In fact, it's probably helpful to spend some time with totally different styles of music from your own, to learn the width and breadth of techniques available. Think of the way Bach would develop a phrase through counterpoint, and the interaction of similar phrases. Listen to Beethoven's Fifth Symphony and the way he develops a simple four note motif over the course of a half-hour piece of music. Think of the multitude of ways this concept of development of phrases or motifs has been approached, by Wagner, Copland, Coltrane, Clapton, and so on. Every one of them produced a lifetime's worth of music to explore and learn from.

Do try, too, to think about it in terms of developing a phrase. Ideas don't often come fully formed to an improvising musician. Instead, we'll take a phrase, either invented or from the content of the tune as the case may be, and expound upon it, using variation and invention to bring our own take and ideas to the framework we're working within. I neglected to mention this at first because it seems obvious, but be sure you know the tune. We guitarists are particularly prone to learning the changes but not the melody of the song. If you have the melody well in hand and in mind, it will help you to keep your improvisation "in context" as it were, and it'll be a rich resource for melodic ideas.
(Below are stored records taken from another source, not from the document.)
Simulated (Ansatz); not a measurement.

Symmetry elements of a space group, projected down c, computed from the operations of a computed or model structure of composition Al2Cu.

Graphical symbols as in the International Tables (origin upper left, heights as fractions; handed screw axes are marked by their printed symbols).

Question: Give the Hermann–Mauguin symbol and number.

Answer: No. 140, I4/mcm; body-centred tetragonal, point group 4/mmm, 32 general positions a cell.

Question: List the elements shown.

There are, of course, lots of technical things to think about in the mix, ideas which can span the whole spectrum of music really. A brief selection of my favorites might include:

  • Phrasing/Rhythm: Think about how your phrases develop. Are you playing straight quarter/eighth/sixteenth notes? Maybe you could introduce some triplets into the mix, or even some more complex polyrhythms if you're feeling ambitious. Spend some time on the evolution of these patterns through your phrases. Building from slower or simpler melodic statements into more rapid or complex ones is a common technique. Try that, or try subverting it. Think also about the length of your phrases, about syncopation, about using rests or sustained notes to break up a phrase. Another useful thing, particularly for guitarists (and indeed players of any instrument that isn't blown), is to try to be more conscious of your breathing when planning the length and rhythm of your phrases. This can lend a more "natural" feel to your playing.
  • Melody: What shapes do you use for your melodies? If you feel like you're running scales, try practicing arpeggios, and try breaking them up, changing directions, repeating only certain notes. Imagine a contour (not necessarily a precise one) of your melody. Is it repetitive, is it ascending, is it descending, is it all over the place? Try sketching a squiggly line on a piece of paper, then improvising a melody following the contour of that line. Do it again with a different shape. Learn how those shapes can affect the feelings expressed in your phrase.
  • Harmony: How does your melody relate to the harmony of the piece? Could you make a different choice that would make it more interesting? As a jazz player, one of my favorite tricks for getting "outside" is to take a short motif and repeat it some arbitrary interval away. Maybe you could choose notes from the Dorian mode rather than the natural minor over this chord. Obviously, this'll depend a bit on your music theoretical knowledge and the style you're playing in.
  • Articulation: How are you hitting the strings? Are you playing legato or staccato? Are you bending notes a little, or a lot, or not at all? Obviously experiment with this on your own to find your preferences. This is an area in particular where listening to and transcribing other musicians will be immensely helpful. Why do Chet Atkins and Leo Kottke and Yngwie Malmsteen and Stevie Ray Vaughan each sound so distinctly different from each other? Don't cop out and say "equipment", either—try playing a phrase the way you think one player might, then another player.

Definitely do spend some time writing phrases out on paper, too. Improvisation is still composition, after all, and the same techniques apply. Approaching the process more deliberately will definitely help to broaden the range of intellectual tools you have to fall back on when you find your "natural" intuition for improvisation is stretched to its limits, and over time, you'll find those tools being integrated into that natural intuition.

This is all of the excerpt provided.